MICROPALEONTOLOGICAL ANALYSIS OF SEDIMENTS FROM BENEATH SUBGLACIAL LAKE WHILLANS AND THE UPSTREAM SECTORS OF THE WHILLANS AND KAMB ICE STREAMS, WEST ANTARCTICA

In January of 2013 the WISSARD (Whillans Ice Stream Subglacial Access Research Drilling) project recovered sediment cores from Subglacial Lake Whillans (SLW) in West Antarctica. We report preliminary micropaleontological analyses of SLW sediments, augmented by analysis of sediments previously recovered from beneath the upstream camps of the Whillans Ice Stream (WIS) and Kamb Ice Stream (KIS). Samples are being analyzed for diatoms, sponge spicules, and organic-walled microfossils. Absolute abundance (particles per gram dry sediment) of identifiable diatoms and diatom fragments in different size classes were calculated to compare and contrast each environment. Sponge spicules are being analyzed for taphonomic effects from subglacial transport and shearing. Palynomorphs are analyzed for abundance and diversity.
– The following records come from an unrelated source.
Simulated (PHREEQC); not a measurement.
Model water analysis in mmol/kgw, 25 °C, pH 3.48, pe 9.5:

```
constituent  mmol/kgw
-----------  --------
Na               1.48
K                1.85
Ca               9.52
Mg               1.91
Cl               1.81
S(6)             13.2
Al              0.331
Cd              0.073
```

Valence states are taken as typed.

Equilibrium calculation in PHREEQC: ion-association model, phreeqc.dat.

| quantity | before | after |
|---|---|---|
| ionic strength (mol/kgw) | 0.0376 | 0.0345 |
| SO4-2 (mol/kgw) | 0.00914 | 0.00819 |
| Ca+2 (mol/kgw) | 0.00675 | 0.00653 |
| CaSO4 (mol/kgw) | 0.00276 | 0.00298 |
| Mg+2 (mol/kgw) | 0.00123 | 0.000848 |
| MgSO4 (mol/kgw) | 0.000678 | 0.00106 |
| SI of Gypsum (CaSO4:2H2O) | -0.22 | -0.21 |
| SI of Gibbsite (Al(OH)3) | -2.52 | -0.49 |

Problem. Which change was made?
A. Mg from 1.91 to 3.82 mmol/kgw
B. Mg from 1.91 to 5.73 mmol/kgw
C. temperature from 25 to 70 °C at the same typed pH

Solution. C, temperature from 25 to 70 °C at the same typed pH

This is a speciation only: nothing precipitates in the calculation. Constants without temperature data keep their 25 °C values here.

In SLW the upper 30 cm is softer and more water-rich than the underlying sediments. However, little variation in microfossil and fragment abundance or taphonomy is noted, which is in agreement with the stratigraphic homogeneity evident from geochemical and geological analyses performed to date. SLW contains 1.52x10⁶ to 1.13x10⁷ diatoms per gram, compared with 6.43x10⁶ to 4.63x10⁸ at upstream WIS and 6.13 10⁷ to 1.58x10⁸ at KIS. The abundance and preservation of the diatoms and spicules at SLW suggests relatively long distance transport from the marine sediment source, with evidence of high shear strain, following the subglacial shearing index of Scherer et al. (2005). Upper Miocene diatoms dominate all of the samples, though older and younger diatoms are noted as well. The WIS samples exhibit the highest diversity of diatoms, including Paleogene freshwater diatoms. KIS sediments have the highest abundance of whole diatoms, but they are characterized by low diversity, indicating local erosion of an Upper Miocene deposit. Palynomorphs in all of the samples demonstrate a sizable contribution of Eocene terrigenous material. The quantitative analysis of microfossils preserved in these sediments is revealing a complex set of subglacial processes. Constraining the heterogeneity of subglacial sedimentary environments and sediment transport is providing important data for understanding and modeling current and past WAIS behavior.